Question

How do you factor $ \left( {{x^2} - 5} \right) $ ?

Answer 1

Hint: In this question, we need to factorize $ \left( {{x^2} - 5} \right) $ . We will use the difference of square identity here. We will convert the factor similar to the identity, by using the condition square root. Then expand it in accordance with the formula of the identity which is the required factor.

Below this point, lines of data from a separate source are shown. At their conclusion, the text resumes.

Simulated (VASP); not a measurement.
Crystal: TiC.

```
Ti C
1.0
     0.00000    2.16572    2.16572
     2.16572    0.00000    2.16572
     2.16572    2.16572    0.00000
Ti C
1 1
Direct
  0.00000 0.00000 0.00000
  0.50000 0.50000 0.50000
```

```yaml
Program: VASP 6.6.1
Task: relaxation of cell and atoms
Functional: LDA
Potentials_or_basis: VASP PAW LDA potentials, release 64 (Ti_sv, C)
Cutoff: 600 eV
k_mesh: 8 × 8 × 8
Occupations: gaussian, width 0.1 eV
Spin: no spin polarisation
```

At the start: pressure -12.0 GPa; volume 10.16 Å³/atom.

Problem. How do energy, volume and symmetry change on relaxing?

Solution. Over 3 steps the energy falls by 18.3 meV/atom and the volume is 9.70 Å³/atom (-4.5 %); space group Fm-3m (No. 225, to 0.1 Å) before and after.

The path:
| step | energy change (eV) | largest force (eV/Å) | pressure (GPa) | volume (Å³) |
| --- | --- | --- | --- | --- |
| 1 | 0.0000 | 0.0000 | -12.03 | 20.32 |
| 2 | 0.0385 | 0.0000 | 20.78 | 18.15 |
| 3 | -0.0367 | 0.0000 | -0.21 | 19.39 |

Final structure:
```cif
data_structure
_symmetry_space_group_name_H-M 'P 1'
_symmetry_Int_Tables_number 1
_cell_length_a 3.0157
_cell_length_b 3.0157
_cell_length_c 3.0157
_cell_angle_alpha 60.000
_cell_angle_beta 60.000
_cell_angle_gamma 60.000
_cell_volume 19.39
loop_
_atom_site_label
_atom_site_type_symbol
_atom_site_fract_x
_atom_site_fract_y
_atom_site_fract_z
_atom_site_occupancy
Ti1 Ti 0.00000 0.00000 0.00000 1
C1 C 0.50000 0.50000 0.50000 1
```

Complete step-by-step answer:
Now, we need to factorize $ \left( {{x^2} - 5} \right) $ .
We know that, the difference of square identity,
 $ {a^2} - {b^2} = \left( {a + b} \right)\left( {a - b} \right) $
To apply this, we need to bring $ \left( {{x^2} - 5} \right) $ into the form of $ {a^2} - {b^2} $ .
$\Rightarrow \sqrt 5 \times \sqrt 5 = \sqrt {25} = 5 $
It is known as squaring a square root. Squaring a number and taking the square root of a number are opposite operations; thus, they undo each other. The result of squaring a square root, then, is simply the number under the radical sign.
Therefore, we can write $ \left( {{x^2} - 5} \right) $ as $ {x^2} - {\left( {\sqrt 5 } \right)^2} $ , which is in the form of $ {a^2} - {b^2} $ .
Then, $ {x^2} - {\left( {\sqrt 5 } \right)^2} = \left( {x + \sqrt 5 } \right)\left( {x - \sqrt 5 } \right) $
Hence, the factors are $ \left( {x + \sqrt 5 } \right) $ and $ \left( {x - \sqrt 5 } \right) $ .
So, the correct answer is “ $ \left( {x + \sqrt 5 } \right) $ and $ \left( {x - \sqrt 5 } \right) $ ”.

Note: In this question it is important to note that a radicand is a number underneath the radical sign. To multiply radicands, multiply the numbers as if they were whole numbers. Make sure to keep the product under one radical sign. Then factor out any perfect squares in the radicand. If it is not a perfect square, then place the square root of the perfect square in front of the radical sign. When the equation is given in the form of a quadratic equation, $ a{x^2} + bx + c $ then we need to find two numbers that multiply to give $ ac $ , and add to give $ b $ which is called sum-product pattern. Then rewrite the middle with those numbers. Then, factor the first two and last two terms separately. If we have done this correctly, then two new terms will have a clearly visible common factor.